Anyone who knows something about the origin of computers should not find it surprising that some who use powerful computers are tempted to reduce what is complex into a false simplicity. Alan Turing invented the computer based on his own idea – his own model – of how the brain operated and how human beings communicated. After the computer begin to dominate our lives, it became more and more common to think about the brain – and our own communication as human beings – in terms of the computer itself and computer networks. As far as it pertains to academia, this happened in the sciences as well as the humanities. Jaron Lanier even talks about how words like “consciousness” and “sharing” have been “colonized” by Silicon Valley nerd culture. Can we say that as we increasingly give ourselves to technology without reflection and personally constructed levies, we see that it is not so much that the robots resemble us, but that we resemble the robots?
Are we, no longer intimidated by computers, simply just getting used to this – this soft mechanical touch? And really – who are our electronic devices (our “little robots”) – and all our online accounts – primarily there for?

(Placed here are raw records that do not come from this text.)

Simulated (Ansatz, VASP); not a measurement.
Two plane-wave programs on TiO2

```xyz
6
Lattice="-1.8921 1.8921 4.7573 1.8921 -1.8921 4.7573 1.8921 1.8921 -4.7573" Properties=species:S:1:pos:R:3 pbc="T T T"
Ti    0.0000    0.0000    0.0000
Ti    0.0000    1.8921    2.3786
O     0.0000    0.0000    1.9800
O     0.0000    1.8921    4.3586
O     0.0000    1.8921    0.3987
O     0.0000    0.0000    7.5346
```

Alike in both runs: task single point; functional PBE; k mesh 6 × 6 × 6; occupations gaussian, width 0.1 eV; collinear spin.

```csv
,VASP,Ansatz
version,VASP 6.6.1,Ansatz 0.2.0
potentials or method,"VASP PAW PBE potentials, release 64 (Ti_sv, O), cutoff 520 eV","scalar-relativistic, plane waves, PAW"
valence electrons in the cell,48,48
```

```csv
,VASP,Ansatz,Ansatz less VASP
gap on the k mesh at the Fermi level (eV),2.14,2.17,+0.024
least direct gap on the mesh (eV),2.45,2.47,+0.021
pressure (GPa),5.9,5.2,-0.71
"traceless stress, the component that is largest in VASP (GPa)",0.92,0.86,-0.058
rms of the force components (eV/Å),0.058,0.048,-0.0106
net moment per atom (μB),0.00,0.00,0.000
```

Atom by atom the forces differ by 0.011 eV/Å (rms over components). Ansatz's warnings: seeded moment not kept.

I think that one can also see with increasing clarity how the MSTM affects us as we live out our economic lives. In her helpful Chronicle of Higher Ed. piece, Jane Robbins, speaking of the phenomena of “Massive Open Online Courses” or MOOCs, makes the following observation: “[MOOCs] retain their indifference to admission criteria (for now, although there is some movement toward elite MOOCs) and to retention, which means they don’t really care about whether students complete or not—but they do care about who completes, and why (or why not), and perhaps what can (or cannot) be successfully taught this way”. Here we see all of education – enhanced by the powers afforded it through technology – reduced to the crassest of business concerns in a rather extreme way. In the ancient world, there were certainly many traveling teachers who were happy to take your money. And yet, in their business model, they had to pay some attention to you – they had to treat you as a valuable individual (even as most would not have cared one lick about the notion of providing education for all persons).
So is the problem science and technology? No – in fact, I think both Big data and MOOCs are likely able to be formed and used in good ways –with proper limits in mind. The question is “what is technology for”? My own answer, which I think is the right one, is that technology – like politics – should be for serving my neighbor. In politics, I should “vote for the other guy” and with technology, I should, through careful and thoughtful application (something akin to permaculture), look to serve my neighbor, and to do good for him and to him. But here is where we run into the crux of the problem: what we call the public good today is not understood to relate to the good, but rather what “works”. In other words, the “public good” today can best be understood as “the aggregate sum and fulfillment of as many individual’s desires as possible”, and this also is a result not of science and technology per se, but the MSTM.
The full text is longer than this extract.